It stands to reason that the maritime power of the Sueones must have been the growth of centuries before the time of Tacitus, and from analogy of historical records we know that the fleets of powerful nations do not remain idle. Hence we must come to the conclusion that the Sueones navigated the sea long before the time of Tacitus, an hypothesis which is implied by the Eddas and Sagas as well as by the antiquities discovered.
That the Sueones, with such fleets, did not navigate westward further than Frisia is not credible, the more so that it was only necessary for them to follow the coast in order to come to the shores of Gaul, from which they could see Britain, and such maritime people must have had intercourse with the inhabitants of that island at that period; indeed, the objects of the earlier iron age discovered in Britain, which were until lately classed as Anglo-Roman, are identical with those of the country from which these people came, i.e., Scandinavia.
The Veneti, a tribe who inhabited Brittany, and whose power on the sea is described by Cæsar, were in all probability the advance-guard of the tribes of the North; their ships were built of oak, with iron nails, just as those of the Northmen; and the people of the country in which they settled were not seafaring.[[5]] Moreover, the similarity of the name to that of the Venedi, who are conjecturally placed by Tacitus on the shores of the Baltic, and to the Vends, so frequently mentioned in the Sagas, can scarcely be regarded as a mere accident.
“The Veneti have a very great number of ships, with which they have been accustomed to sail to Britain, and excel the rest of the people in their knowledge and experience of nautical affairs; and as only a few ports lie scattered along that stormy and open sea, of which they are in possession, they hold as tributaries almost all those who have been accustomed to traffic in that sea....”

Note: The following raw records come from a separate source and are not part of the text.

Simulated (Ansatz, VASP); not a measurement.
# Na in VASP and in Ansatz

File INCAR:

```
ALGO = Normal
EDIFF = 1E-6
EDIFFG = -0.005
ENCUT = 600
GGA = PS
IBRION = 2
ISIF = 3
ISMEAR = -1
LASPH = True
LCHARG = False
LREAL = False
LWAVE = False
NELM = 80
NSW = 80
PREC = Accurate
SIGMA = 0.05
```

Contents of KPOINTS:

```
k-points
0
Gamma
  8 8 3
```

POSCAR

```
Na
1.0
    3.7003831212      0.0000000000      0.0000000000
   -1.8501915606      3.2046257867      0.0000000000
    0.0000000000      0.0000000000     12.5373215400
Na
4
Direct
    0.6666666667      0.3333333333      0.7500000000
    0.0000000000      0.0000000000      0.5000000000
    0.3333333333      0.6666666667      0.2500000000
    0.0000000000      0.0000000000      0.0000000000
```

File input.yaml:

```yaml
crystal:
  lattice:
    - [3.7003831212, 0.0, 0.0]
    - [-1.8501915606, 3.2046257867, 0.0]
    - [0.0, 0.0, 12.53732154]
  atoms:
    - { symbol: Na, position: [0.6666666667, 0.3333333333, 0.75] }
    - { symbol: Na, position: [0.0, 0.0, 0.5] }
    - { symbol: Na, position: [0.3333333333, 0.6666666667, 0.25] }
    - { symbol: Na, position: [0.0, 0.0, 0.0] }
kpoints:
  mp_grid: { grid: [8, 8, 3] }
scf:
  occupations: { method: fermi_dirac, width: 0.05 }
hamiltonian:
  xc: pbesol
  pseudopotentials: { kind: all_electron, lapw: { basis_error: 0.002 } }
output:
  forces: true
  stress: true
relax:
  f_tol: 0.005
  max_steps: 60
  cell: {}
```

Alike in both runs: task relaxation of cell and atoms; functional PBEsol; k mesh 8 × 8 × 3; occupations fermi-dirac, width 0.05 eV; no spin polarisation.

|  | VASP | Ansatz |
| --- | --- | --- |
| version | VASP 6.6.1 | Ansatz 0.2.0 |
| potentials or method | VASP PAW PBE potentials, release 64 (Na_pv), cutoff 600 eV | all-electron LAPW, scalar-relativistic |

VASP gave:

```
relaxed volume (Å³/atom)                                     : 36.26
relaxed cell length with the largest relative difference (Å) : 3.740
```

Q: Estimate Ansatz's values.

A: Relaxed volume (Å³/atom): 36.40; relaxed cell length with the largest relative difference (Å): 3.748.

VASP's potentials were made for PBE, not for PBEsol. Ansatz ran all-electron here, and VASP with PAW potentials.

“For their own ships were built and equipped in the following manner: Their ships were more flat-bottomed than our vessels, in order that they might be able more easily to guard against shallows and the ebbing of the tide; the prows were very much elevated, as also the sterns, so as to encounter heavy waves and storms. The vessels were built wholly of oak, so as to bear any violence or shock; the cross-benches, a foot in breadth, were fastened by iron spikes of the thickness of the thumb; the anchors were secured to iron chains, instead of to ropes; raw hides and thinly-dressed skins were used for sails, either on account of their want of canvas and ignorance of its use, or for this reason, which is the more likely, that they considered that such violent ocean storms and such strong winds could not be resisted, and such heavy vessels could not be conveniently managed by sails. The attack of our fleet on these vessels was of such a nature that the only advantage was in its swiftness and the power of its oars; in everything else, considering the situation and the fury of the storm, they had the advantage. For neither could our ships damage them by ramming (so strongly were they built), nor was a weapon easily made to reach them, owing to their height, and for the same reason they were not so easily held by grappling-irons. To this was added, that when the wind had begun to get strong, and they had driven before the gale, they could better weather the storm, and also more safely anchor among shallows, and, when left by the tide, need in no respect fear rocks and reefs, the dangers from all which things were greatly to be dreaded by our vessels.”
Roman writers after the time of Tacitus mention warlike and maritime expeditions by the Saxons and Franks. Their names do not occur in Tacitus, but it is not altogether improbable that these people, whom later writers mention as ravaging every country which they could enter by sea or land, are the people whom Tacitus knew as the Sueones.
The maritime power of the Sueones could not have totally disappeared in a century, a hypothesis which is borne out by the fact that after a lapse of seven centuries they are again mentioned in the time of Charlemagne; nor could the supremacy of the so-called Saxons and Franks on the sea have arisen in a day; it must have been the growth of even generations before the time of Tacitus.
Ptolemy (circ. A.D. 140) is the first writer who mentions the Saxons as inhabiting a territory north of the Elbe, on the neck of the Cimbric Chersonesus.[[6]] They occupied but a small space, for between them and the Cimbri, at the northern extremity of the peninsula, he places ten other tribes, among them the Angli.
About a century after the time of Ptolemy, Franks and Saxons had already widely extended their expeditions at sea. Some of the former made an expedition from the Euxine, through the Mediterranean, plundered Syracuse, and returned without mishap across the great sea (A.D. circ. 280).[[7]]
“He (Probus) permitted the Bastarnæ, a Scythian race, who had submitted themselves to him, to settle in certain districts of Thrace which he allotted to them, and from thenceforth these people always lived under the laws and institutions of Rome. And there were certain Franks who had come to the Emperor, and had asked for land on which to settle. A part of them, however, revolted, and having obtained a large number of ships, caused disturbances throughout the whole of Greece, and having landed in Sicily and made an assault on Syracuse, they caused much slaughter there. They also landed in Libya, but were repulsed at the approach of the Carthaginian forces. Nevertheless, they managed to get back to their home unscathed.”